5. | PARTICIPANT RECORDS, POLICIES AND REPRESENTATIONS. |
a. Maintenance of Records. The Participant agrees to maintain records of all sales of Shares made by or through it and to furnish copies of such records to each Trust, Transfer Agent and/or the Distributor upon request.
b. Privacy. The Participant represents that it has procedures in place that are reasonably designed to protect the privacy of non-public personal consumer/customer financial information to the extent required by applicable U.S. Federal and state laws, rules and regulations and will continue to do so throughout the term of this Agreement.
7
c. Shareholder Information. The Participant agrees: (i) subject to any privacy obligations or other obligations arising under the federal or state securities laws it may have to its customers, to assist the Distributor and/or each Trust in ascertaining certain
information regarding sales of Shares made by or through Participant upon the request of each Trust or the Distributor necessary for the Funds to comply with their obligations to distribute information to their shareholders as may be required from time to time under applicable state or federal securities laws, or (ii) in lieu thereof, and at the option of the Participant, the Participant may undertake to deliver to its customers that are shareholders of the Funds, the Prospectuses, as may be amended or supplemented from time to time, proxy material, annual and other reports of the Funds or other similar information that the Funds are obligated or otherwise desire to deliver to their shareholders, after receipt from the Funds or the Distributor of sufficient, reasonable quantities of the same to allow mailing thereof to such customers.

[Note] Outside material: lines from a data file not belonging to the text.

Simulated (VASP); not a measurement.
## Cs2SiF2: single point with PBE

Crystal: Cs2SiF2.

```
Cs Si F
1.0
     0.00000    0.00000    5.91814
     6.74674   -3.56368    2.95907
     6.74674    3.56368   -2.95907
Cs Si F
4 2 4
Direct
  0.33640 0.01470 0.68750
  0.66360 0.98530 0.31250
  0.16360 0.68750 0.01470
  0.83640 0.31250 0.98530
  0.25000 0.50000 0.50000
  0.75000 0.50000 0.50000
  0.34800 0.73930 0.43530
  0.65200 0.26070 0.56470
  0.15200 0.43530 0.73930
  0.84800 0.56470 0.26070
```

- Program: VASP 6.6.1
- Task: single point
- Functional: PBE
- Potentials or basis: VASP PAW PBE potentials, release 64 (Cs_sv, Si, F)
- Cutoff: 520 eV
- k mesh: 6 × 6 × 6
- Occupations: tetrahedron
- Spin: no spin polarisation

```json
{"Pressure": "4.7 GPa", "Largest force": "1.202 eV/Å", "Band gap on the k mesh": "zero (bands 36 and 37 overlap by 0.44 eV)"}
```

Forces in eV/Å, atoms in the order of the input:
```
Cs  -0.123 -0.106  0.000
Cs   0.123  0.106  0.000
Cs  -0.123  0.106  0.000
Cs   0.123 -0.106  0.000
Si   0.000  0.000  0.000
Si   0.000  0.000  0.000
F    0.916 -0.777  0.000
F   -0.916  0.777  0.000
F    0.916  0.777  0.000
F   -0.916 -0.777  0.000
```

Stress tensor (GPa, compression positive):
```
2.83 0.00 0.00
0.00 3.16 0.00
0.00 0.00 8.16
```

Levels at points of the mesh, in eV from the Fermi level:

d. Anti-Money Laundering. The Participant represents, covenants and warrants that it has established an anti-money laundering program (“AML Program”) that, at a minimum, (i) designates a compliance officer to administer and oversee the AML Program, (ii) provides ongoing employee training, (iii) includes an independent audit function to test the effectiveness of the AML Program, (iv) establishes internal policies, procedures, and controls that are tailored to its particular business, (v) includes a customer identification program consistent with the rules under section 326 of the USA Patriot Act, (vi) provides for the filing of all necessary anti-money laundering reports including, but not limited to, currency transaction reports and suspicious activity reports, (vii) provides for screening all new and existing customers against reports and suspicious activity reports, (vii) provides for screening all new and existing customers against the Office of Foreign Asset Control list and any other government list that is or becomes required under the USA Patriot Act, and (viii) allows for appropriate regulators to examine its anti-money laundering books and records. The Participant agrees that, throughout the term of this Agreement, it will maintain the AML Program in substantial conformity with the foregoing provisions as may be amended or supplemented by applicable U.S. federal regulations. Any change in the foregoing shall result in the automatic termination of this Agreement, and Participant shall give prompt notice to the Distributor, Transfer Agent and each Trust of such change.
e. Marketing Materials. The Participant represents, warrants and agrees that it will not make any representations concerning a Fund, each Trust, Creation Units or Shares other than those contained in the Prospectus or in any promotional materials or sales literature furnished to the Participant by the Distributor. The Participant agrees not to furnish or cause to be furnished to any person or display or publish any information or materials relating to a Fund, Creation Units or Shares (including, without limitation, promotional materials and sales literature, advertisements, press releases, announcements, statements, posters, signs or other similar materials, but not including any materials prepared and used for the Participant’s internal use only or brokerage communications prepared by the Participant in the normal course of its business and consistent with the Prospectus and in accordance with applicable laws and regulations) (“Marketing Materials”), except such Marketing Materials as may be furnished to the Participant by the Distributor and such other Marketing Materials as may be approved in writing by the Distributor. Notwithstanding the foregoing, the Participant or an affiliate of the Participant may, without the written approval of the Distributor, prepare and circulate in the regular course
8
of its business research reports that include information, opinions or recommendations relating to a Fund (i) for public dissemination, provided that such research reports compare the relative merits and benefits of Shares with other products and are not used for purposes of marketing Shares and (ii) for internal use by the Participant. The Participant acknowledges that each Trust, Distributor, Transfer Agent, each Trust’s investment adviser and their affiliates may disclose that the Participant is acting as an authorized participant with respect to each Trust’s Shares and has entered into this Agreement.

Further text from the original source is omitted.